[e2e] A simple scenario. (Basically the reason for the sliding window thread ; -))

Detlef Bosau detlef.bosau at web.de
Fri Jan 5 12:45:44 PST 2007

Joe Touch wrote:
>> Shouldn´t the ACKs be clocked by the TCP data packets, at least in
>> symmetric paths? Thus, the ACK clocking should reflect the TCP rate
>> which is achieved downstream?
> It does - 'downstream' is really the splitter, i.e., the thing
> generating the ACKs. Since the path to the splitter and back has no
> bottleneck, there's no ACK pacing going on.

O.k. That´s the general problem with splitting and ACK pacing. When you 
do dumb spoofing, the sender is not correctly paced by the ACKs. In case 
of a (imminent) buffer overrun at the splitter the sender is throttled 
by TCP flow control.
>> It´s interesting what handles to the final CLOSE ACK here which is
>> typically not spoofed in splitters to ensure poper ACK semantics.
> I don't understand "proper ACK semantics". The splitter destroys those.
> The semantics that may be kept are at the connection level
> (open/closed), but the semantics of data ACKs are irrevocably destroyed.

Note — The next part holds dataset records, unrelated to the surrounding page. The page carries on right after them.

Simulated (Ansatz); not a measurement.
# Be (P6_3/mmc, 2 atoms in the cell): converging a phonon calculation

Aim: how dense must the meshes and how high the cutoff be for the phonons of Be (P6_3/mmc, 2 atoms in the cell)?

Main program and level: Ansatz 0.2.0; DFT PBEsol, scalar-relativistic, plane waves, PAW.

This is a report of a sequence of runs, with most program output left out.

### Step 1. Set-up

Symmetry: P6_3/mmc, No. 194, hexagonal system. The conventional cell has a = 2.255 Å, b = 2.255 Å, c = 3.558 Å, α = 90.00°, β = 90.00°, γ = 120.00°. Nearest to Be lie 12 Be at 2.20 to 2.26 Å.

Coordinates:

I think of the semantics at the connection level. Which I think to be 
sufficient in many cases. In fact, I think the main problem is that a 
splitter introduces a single point of failure / hard state into the 
path: If a router fails, the flow may continue along an alternate path. 
If a splitter fails, the flow is dead because we cannot recover from the 
lost state.

However, we should careful look at the technology in use: Particularly 
in mobile wireless networks, I´m not totally convinced (perhaps somebody 
can comment on this one?) that there are no single points of failure in 
the path, e.g. a SGSN in GPRS. In that case, the state is "hard" anyway 
and "making it harder", e.g. by putting a PEP at the SGSN, does not 
really worsen the situation.

>> Perhaps, the scheduling caused variations in packet delivery times are
>> the most distinguishing mark for mobile wide area networks compared to
>> other network technologies. (I would be glad to get comments on this
>> claim!)
> Variations in delivery times can be handled via PEPs that don't spoof
> ACKs, e.g., ones that pace the data and/or ACK paths, but don't actively
> participate in the communication.

Really? I agree with you for the Remote Socket Architecture 
(Schlager/Wolisz) because that architecture actually does not split the 
connection but places the PEP mechanism at the application/socket interface.

Otherwise the problem is: When the bandwidth sender - splitter is, e.g., 
the average bandwidth / rate splitter-sender but far less than the 
maximum rate splitter / sender than a simple router perhaps would hardly 
store any data and thus hardly equalize the rate / delivery times.
Thierry describes delay spikes of several seconds. If we think about 
UMTS, we can imagine a wireless link were nothing happens for up to 
several seconds - thus even no data is clocked out from the sender - and 
then we have about 2 Mbps throuhput for a short time - which is perhaps 
much more than the actual Internet path can carry. In such a scenario we 
want to have the router / splitter / PEP / whateverbox buffer the data 
and equalize the rate variations. Can this be achieved by pure pacing in 
the one or other direction?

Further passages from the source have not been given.